The post-war generation was brought up by parents who aimed for respectability, and to conceal any suggestion that the body
was not under the strict control of the civilised mind. The great weapons were shame and embarrassment. It was not only difficult
to find yourself unmarried and pregnant (bringing up children is at any period a very tough one-person activity), it was a
disgrace. Hiding the fact was far more important than dealing with it. Our parents, a generation that had responded to the
uncertainty of war with a good deal of sexual licence (the writer John Mortimer remembered VE Day, when the grassy expanses
of Hyde Park heaved with copulating couples), and during the bombings and enforced separations snatched physical pleasure
in the face of absence and death, now scurried back to the social straight and narrow and impressed on its children the need
to conform. Working-class or middle-class, respectability, in the sense of not doing anything the neighbours didn’t want you
to think they did, was a very high priority.

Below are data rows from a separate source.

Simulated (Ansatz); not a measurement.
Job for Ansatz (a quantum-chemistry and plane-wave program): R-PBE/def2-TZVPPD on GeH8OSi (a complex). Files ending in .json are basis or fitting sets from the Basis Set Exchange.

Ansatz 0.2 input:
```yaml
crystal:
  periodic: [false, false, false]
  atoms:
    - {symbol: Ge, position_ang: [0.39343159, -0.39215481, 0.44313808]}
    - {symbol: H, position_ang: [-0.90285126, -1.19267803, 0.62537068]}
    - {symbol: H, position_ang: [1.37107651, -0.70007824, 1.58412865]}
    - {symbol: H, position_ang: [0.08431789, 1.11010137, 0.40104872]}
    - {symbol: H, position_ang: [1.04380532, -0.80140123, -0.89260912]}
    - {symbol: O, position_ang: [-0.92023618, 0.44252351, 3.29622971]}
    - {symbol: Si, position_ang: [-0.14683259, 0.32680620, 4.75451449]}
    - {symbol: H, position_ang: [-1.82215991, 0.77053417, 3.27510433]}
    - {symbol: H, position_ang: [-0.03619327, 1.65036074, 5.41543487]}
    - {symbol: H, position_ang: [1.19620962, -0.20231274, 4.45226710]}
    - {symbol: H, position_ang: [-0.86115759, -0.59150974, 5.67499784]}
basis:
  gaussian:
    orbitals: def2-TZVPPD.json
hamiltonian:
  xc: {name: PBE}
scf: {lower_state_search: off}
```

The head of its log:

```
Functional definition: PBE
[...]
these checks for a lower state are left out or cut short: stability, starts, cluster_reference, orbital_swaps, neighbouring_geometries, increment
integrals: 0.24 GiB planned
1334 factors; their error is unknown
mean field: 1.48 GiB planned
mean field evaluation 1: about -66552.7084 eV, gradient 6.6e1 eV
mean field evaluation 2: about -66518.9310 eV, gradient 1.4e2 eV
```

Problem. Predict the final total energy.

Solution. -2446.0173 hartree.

The sexual revolution is certainly an idea people have about the Sixties. It was also an idea that the Sixties had about itself
even though there was, as Henry Miller said, nothing new about small groups of usually affluent or arty people having complicated,
delightful and miserable sex with each other. Screwing, joyfully or grimly or even obediently, like rabbits, as if there were
no tomorrow. Sex is presumably always a brand new discovery to every generation. A secret they had better not tell their parents
about, in case, God forbid, they take it up. In some periods this has happened in spite of the parents doing their damnedest
to keep it a secret not just from their children but also from themselves. The Fifties was not an optimum time for sexual
openness. Books that had any bearing on the subject were banned or not published without much challenge. It was very hard
to get any information about the body. Ignorance and received morality were believed to stroll hand in hand, just like back
before we were cast out of the garden. This time it was back gardens and yards with fences just the right height to gossip
over. In any case, in the Fifties, England was not conducive in a practical way to bodily delight. Houses were cold and damp,
with no central heating. Bathrooms were grim, icy affairs of chilled, cracking lino and uncertain waterheaters that gave up
their hot water, after a good deal of clanking and groaning, in a thin stream that was inclined to run cold when the money
in the gas meter ran out long before the bath was more than a puddle. The spa experience was a long way off. The sensual pleasures
of steaming scented wet-rooms where bodies were (worth it, worth it) deservedly pampered, muscles relaxed, skin moisturised
in preparation for a night of love of self or other, alone or in company, was too remotely in the future even to daydream
about in the draughty washrooms of 1957. When you’d brushed your teeth and washed your face, you stripped off your clothes
and pulled on your nightdress or pyjamas and dived into bed as quickly as you possibly could. Hot water bottle. Eiderdown.
Being naked just meant being cold well into the mid-Sixties. Hard to tell if people made love under the covers out of primness
or protection against the frost.

Language was the equivalent of the icy bathroom. The euphemism ruled. As if ‘period’ was not evasive enough, my mother described
her monthly bleeding, and eventually mine, as ‘being unwell’. It was not at all surprising to have to spend several days a
month on a sofa, suffering, though why, and from what exactly, remained a mystery to me until I was twelve. She warned me
when I was eleven that when I ‘became a woman’ she might have to slap my face because of the shock I would receive one day
in the bathroom. Blood wasn’t mentioned. The worst thing I and my classmates could imagine was someone – a boy especially,
but even another girl, oh, anyone – seeing a sanitary towel hidden in our schoolbag. And the terror of ‘coming on’ and finding
you had been walking around with a spot of blood on the back of your skirt... The shame was that people would know you were
doing what every woman does once a month for a third of her life – bleeding.